The protracted negotiations over the terms of the UK’s withdrawal from the EU have brought into stark focus the prospects of a ‘hard’ Brexit.

One of the well-publicised consequences of this would be that the UK would have to rely on general World Trade Organisation (WTO) rules to trade with the EU (and vice versa). This would represent a dramatic change for companies that trade or provide services cross-border, and some believe it would have a damaging impact on many sectors of the UK economy.

This briefing note explains the UK’s process for becoming a fully independent member of the WTO, provides a short introduction to key WTO concepts and describes some of the main consequences for businesses operating in such a trading regime post-Brexit.

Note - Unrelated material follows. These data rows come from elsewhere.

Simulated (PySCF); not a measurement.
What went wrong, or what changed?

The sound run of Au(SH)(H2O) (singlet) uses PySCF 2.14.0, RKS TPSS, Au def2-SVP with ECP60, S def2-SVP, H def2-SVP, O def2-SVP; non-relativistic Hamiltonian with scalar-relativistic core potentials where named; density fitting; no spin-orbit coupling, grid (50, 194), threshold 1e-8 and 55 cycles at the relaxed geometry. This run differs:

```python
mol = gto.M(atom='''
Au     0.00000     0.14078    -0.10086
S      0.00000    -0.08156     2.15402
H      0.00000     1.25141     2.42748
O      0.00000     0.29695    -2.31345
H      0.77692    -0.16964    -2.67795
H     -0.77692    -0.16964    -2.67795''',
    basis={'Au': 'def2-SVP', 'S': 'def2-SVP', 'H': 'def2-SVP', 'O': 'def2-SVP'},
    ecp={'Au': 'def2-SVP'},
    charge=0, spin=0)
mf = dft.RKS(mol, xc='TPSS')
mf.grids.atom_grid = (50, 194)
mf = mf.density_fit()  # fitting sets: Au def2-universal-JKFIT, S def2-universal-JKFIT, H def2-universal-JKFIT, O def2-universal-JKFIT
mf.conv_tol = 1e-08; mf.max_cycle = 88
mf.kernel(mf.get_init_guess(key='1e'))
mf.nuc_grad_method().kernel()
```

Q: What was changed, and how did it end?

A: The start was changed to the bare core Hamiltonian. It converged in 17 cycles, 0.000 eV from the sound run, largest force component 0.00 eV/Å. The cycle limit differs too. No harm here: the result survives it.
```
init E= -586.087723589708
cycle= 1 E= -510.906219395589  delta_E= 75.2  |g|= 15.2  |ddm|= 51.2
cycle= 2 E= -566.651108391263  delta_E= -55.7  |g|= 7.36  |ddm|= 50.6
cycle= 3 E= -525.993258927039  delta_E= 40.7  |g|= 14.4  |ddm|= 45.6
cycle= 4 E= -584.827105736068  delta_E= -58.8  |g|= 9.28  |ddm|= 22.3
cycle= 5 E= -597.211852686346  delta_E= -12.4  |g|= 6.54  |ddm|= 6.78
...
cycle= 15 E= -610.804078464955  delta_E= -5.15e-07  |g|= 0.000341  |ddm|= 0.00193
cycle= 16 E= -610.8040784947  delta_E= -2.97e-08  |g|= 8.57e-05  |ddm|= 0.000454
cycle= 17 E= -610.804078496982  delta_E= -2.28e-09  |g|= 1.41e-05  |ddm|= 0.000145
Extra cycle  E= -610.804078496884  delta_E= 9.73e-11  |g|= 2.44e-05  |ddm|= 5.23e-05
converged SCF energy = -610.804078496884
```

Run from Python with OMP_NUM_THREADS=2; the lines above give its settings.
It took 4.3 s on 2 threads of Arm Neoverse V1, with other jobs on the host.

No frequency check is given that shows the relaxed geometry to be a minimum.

UK becoming a fully independent member of the WTO

As a co-founder of the General Agreement on Tariffs and Trade (GATT - the WTO’s predecessor), the UK is a member of the WTO in its own right. However, under the EU Treaty, the EU institutions have exclusive competence over international trade matters, including WTO issues. The UK has, therefore, largely been trading on the basis of the EU’s WTO goods and services schedules2 of concessions and commitments, in particular the common external tariff that sets the maximum duties that apply to imports of goods from third countries.

In order to become a fully independent member of the WTO and to reduce disruption following the UK’s withdrawal from the EU, the UK submitted its draft goods and services schedules to the WTO last year.3 To all intents and purposes, these replicate the existing applicable EU schedules. The UK had hoped that the process for “certifying” its WTO schedules.